Few holidays embody the American spirit quite like Thanksgiving: whether it is the food, the faith, the family, or the football. As an immigrant, I wasn’t too familiar with the uniquely American holiday when I first came to the US, but I quickly fell in love with Thanksgiving and encouraged my family to observe it, and it is now my favorite of all the holidays.

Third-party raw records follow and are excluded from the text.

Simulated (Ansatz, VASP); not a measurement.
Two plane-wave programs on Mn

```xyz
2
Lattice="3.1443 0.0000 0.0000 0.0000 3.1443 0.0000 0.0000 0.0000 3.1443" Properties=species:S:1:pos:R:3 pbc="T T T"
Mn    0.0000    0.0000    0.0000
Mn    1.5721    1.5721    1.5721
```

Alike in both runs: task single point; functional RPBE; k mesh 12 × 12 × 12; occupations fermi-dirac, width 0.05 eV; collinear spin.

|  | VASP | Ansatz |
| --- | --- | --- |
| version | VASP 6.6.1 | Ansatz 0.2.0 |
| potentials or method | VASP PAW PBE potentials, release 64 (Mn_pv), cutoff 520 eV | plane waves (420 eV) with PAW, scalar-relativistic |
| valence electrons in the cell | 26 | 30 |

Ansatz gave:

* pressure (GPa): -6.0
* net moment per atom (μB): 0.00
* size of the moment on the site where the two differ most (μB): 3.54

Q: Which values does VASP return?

It is for that reason that I lament the marked decline of Thanksgiving in recent years. Despite being a holiday that celebrates family and being grateful for what one has, Thanksgiving has been significantly overshadowed by Black Friday, or as we can more accurately call it, Black Thursday. For decades, Black Friday was the busiest shopping holiday of the year, and was even a media spectacle due to the madness that ensues in shopping malls on an otherwise slow news day. However, in this decade, stores began to open earlier and earlier to beat their competitors to consumers looking to get a first crack at buying Christmas presents. In 2011, some major stores opened at midnight of Black Friday.
On that year, I felt that opening the stores at midnight would enhance my Thanksgiving experience, and it has, as midnight shopping with friends has become an entrenched item on the list of my Thanksgiving rituals. However, I was quickly disappointed when I saw stores, beginning with Walmart in 2012, beginning to open their stores on Thanksgiving Day. Ever since then, it became common practice for stores to open around the time of Thanksgiving dinner, and stores like JC Penney are now opening at 3PM. At this rate, just skip the Turkey dinner and just order a pizza!
Today, we see a holiday about family and being thankful for what one being ignored because of rampant consumerism and the desire to covet more material possessions. There is a cruel irony to this modern sentiment, and a sad realization that the image of a family having a hearty dinner is being replaced by shopping mall mobs as the dominant symbol of Thanksgiving day.
Additionally, even though these workers are generally paid overtime for working, many retail employees are forced to work on Thanksgiving day, and are separated from their families on one of the most important holidays of the year. Unless there is a large number of employees volunteering to work those days, most workers don’t have a choice in the matter. Considering that the Wednesday before Thanksgiving is still the busiest travel day of the year, it would be quite disappointing for someone who flew in from a thousand miles away only to see their family member skip dinner for work.
It’s easy to blame the stores that choose to operate during Thanksgiving, but it really isn’t that simple. They are only responding to consumer demand, and as long as Americans continue to choose to skip important holidays for shopping, businesses will continue to accommodate them. It’s really up to Americans as a whole to see the problem with this behavior, and choose not to miss out on Thanksgiving and wait until Friday to start their Christmas shopping.
On one hand, it’s discouraging to see some stores moving their Black Friday hours up earlier and earlier on Thanksgiving, but the trends aren’t all bad. Thanksgiving Day profits have fallen 12.5% last year, and over 80 percent of Black Friday sales are conducted on Friday. About 70 percent of Americans believe that stores should stay closed on Thanksgiving, according to a poll by HuffPost and YouGov, and key stores like Office Depot and Gamestop have elected to stay closed on Thanksgiving. Due to the higher labor costs of operating on Thanksgiving, unless the decision to do so is incredibly profitable, it is not a decision worth making, and it some stores have begun to understand that.
It’s important that I still reiterate that I don’t hate Black Friday, and it can still be a fun social occasion in its own right. However, we need to celebrate our holidays one at a time as opposed to allowing them to encroach on one another. Our holidays work best when they are given appropriate time to shine, otherwise they are either overshadowed, watered down, or both.
Sure, the latest deal on those Jordans might look nice, but sometimes, we need to just ask ourselves, is nothing sacred? At least for one day, let’s ignore the consumerism, eat some turkey and pumpkin pie with family, and be grateful for what we have. There are plenty of sales and days to shop all around the calendar, but there is only one Thanksgiving.